U.S. asks for dismissal of grizzly death suit

Written by CJ Baker

The federal government is asking a judge to dismiss a suit that alleges its negligence led to a fatal 2010 grizzly mauling in the Shoshone National Forest.

In documents filed in Wyoming’s federal District Court on Friday, lawyers with the U.S. Attorney’s Office say Wyoming law gives the government immunity from the wrongful death suit brought by the widow of Erwin F. Evert.

Evert was killed by a grizzly bear on June 17, 2010, in the Kitty Creek area just east of Yellowstone National Park.  Evert apparently came upon the bear as it was recovering from tranquilizers administered by a federal research team that had collared and studied the bear earlier in the day.

The 70-year-old Park Ridge, Ill., resident owned a cabin in the Shoshone about a mile from the research site and had lived there seasonally for decades with his wife Yolanda.

In a wrongful death claim brought in October, Yolanda Evert alleged the Interagency Grizzly Bear Study Team, under the U.S. Geological Survey, negligently removed warning signs from the research site too early and in violation of federal protocols. That negligence, the suit alleges, led to Evert’s death.

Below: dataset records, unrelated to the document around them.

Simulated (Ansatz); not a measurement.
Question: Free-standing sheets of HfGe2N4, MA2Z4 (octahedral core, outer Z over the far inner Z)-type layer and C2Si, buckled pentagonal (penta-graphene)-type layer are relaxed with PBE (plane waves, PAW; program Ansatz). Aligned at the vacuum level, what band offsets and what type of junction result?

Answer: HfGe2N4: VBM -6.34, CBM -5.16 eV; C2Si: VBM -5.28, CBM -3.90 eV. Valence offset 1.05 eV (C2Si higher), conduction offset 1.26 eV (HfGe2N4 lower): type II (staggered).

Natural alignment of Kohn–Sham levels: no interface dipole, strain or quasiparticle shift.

However, in Friday’s response — filed by assistant U.S. attorneys Nicholas Vassallo and C. Levi Martin on behalf of the U.S. Attorney for Wyoming, Kip Crofts — the government says the Wyoming Recreational Use Act makes it immune from liability.

“The United States, as landowners of the Shoshone National Forest, owed no duty to warn Mr. Evert, who was hiking in the Shoshone National Forest,” the attorneys wrote, citing language in the Wyoming law that says a landowner “owes no duty ... to give any warning of a dangerous condition ... to persons entering for recreation purposes.”

A phone message seeking comment from Yolanda Evert’s attorney, Emily Rankin of the Spence Law Firm in Jackson, wasn’t immediately returned Monday, which was a federal holiday.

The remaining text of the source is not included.